Whole-school and Community Approaches to Health and Wellbeing in Richmond Upon Thames: Celebrating and Building on Success
Annual Report of the Director of Public Health, 2020
Read the Executive Summary below.
The full report is available in PDF and Word Document formats:
- LBRuT Annual Report of the Director of Public Health 2020 (PDF)
- LBRuT Annual Report of the Director of Public Health 2020 (Word)
This Annual Public Health Report describes the current context in which many of the national strategies call upon local areas to apply whole-school and community approaches* to address health issues prevalent in children and young people. The involvement of the voluntary and community sector in the delivery of these approaches is fundamental in supporting not only the child but the whole family beyond the school gates. The report offers an opportunity to celebrate excellent practices across our partners.
Section One introduces the interconnections between health and education. Better health results in better educational attainment which in-turn leads to health improvements across the life course. Whole-school approaches have been used both by the health and education sectors to improve outcomes in both. Current thinking has evolved into working collaboratively as a prerequisite to addressing additional challenges and opportunities presented by social media and technology.
Regulatory changes to relationships education, sex and relationships education and health education (RE, RSE & HE), the new Personal Development Ofsted Inspection Framework and national health strategies for children and young people all offer opportunities to renew our efforts to improving the health and wellbeing of our young residents through whole-school approaches.
Section Two describes the health and educational outcomes of our young residents including health service use and health inequalities. Richmond compares well or better than other authorities both regionally and nationally, and this report moves away from relative regional or national comparisons towards comparisons between children in Richmond. For example, while children in Richmond are less likely to be obese compared to London or other regions, we know that children living in more deprived areas of Richmond are more likely to be obese or overweight compared to those living in less deprived wards. Inequalities also exist in educational attainment with those in care or with special educational needs lagging behind the average performance.

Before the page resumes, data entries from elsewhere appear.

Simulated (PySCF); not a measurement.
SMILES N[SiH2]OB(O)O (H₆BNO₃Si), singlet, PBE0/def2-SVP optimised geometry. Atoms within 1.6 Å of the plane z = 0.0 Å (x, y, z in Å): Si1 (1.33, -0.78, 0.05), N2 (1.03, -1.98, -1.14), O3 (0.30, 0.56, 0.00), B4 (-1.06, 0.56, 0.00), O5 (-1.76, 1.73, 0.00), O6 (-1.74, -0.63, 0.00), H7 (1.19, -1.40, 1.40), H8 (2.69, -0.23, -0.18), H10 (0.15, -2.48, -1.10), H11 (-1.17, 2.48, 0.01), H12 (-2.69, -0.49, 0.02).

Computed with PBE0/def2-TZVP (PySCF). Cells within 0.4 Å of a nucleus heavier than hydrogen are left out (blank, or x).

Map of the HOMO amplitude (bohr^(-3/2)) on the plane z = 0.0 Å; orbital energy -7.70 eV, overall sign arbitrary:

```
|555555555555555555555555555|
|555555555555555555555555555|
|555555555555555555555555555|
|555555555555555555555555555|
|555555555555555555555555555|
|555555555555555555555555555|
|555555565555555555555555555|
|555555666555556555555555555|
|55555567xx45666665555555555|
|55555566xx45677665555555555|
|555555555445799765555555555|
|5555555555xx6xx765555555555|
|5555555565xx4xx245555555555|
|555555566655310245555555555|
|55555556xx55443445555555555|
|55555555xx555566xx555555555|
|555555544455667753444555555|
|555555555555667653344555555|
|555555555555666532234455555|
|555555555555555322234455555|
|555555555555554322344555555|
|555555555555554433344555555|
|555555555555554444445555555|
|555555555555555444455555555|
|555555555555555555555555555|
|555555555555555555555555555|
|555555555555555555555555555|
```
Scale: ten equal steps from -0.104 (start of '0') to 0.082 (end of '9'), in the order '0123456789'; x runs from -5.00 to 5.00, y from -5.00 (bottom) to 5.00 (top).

The interim results from the recent Youth Wellbeing Survey designed by our Youth Council and YOL! are presented in this report. The survey indicates that young people aged 11+ years are concerned about knife crime, gangs, and burglary. School related concerns were exam stress, not performing well and bullying. Mental health, support for those with disabilities, healthcare and drugs were also cause for concern.
Section Three describes the evidence base and experiences of implementing whole-school approaches. This evidence base suggests that health education on its own does not deliver positive outcomes but requires the involvement of parents/carers, families and the wider community together with a range of teaching methods and health promoting interventions.
Section Four describes the current practice of whole-school approaches delivered in Richmond and presents the results from a mapping exercise of different interventions available in schools and delivered by a range of providers. The section also provides case studies on approaches taken by schools to address emotional and mental health, physical health, and building resilience.
Finally, Section Five offers reflections from the Director of Public Health, and recommendations on scaling up current good practice:
Recommendation One: Pro-actively influence strategic partners and partnership boards that support the most vulnerable children and young people, most specifically, SEND, Young Carers and those in contact with social care, to maximise health outcomes, particularly as they move through crucial transition points.
Recommendation Two: Facilitate increased collaboration of school and community networks to connect wider partners in Education, Health and the Voluntary Sector, to promote collective action across all areas of health.
Recommendation Three: Set out plans with partners for re-engaging with the London Healthy Schools programme to promote holistic and whole-school and college approaches to health and wellbeing.
Recommendation Four: Strengthen the meaningful participation of children and young people in health and wellbeing strategies and commissioning to facilitate the sharing of their perceptions, concerns and solutions for promoting health.
Recommendation Five: Continue to support schools to work towards implementing the new statutory guidance on RE, RSE and HE through additional training and the publication of a joint strategic statement of support from the council and AfC.
Recommendation Six: Build on the use of social media and digital platforms to promote public health interventions and messages to children and young people through targeted campaigns to promote the young people’s health and wellbeing website: www.gettingiton.org.uk
Together these recommendations will strengthen Richmond’s whole-school approach whilst addressing inequalities throughout childhood by facilitating a nurturing environment for children and young people, who are important residents, student-citizens of today and the adults of tomorrow.
* The Whole-school Approach is used as a generic term that also incorporates schooling within the Early Years including pre-school and nursery education where health behaviours are often set.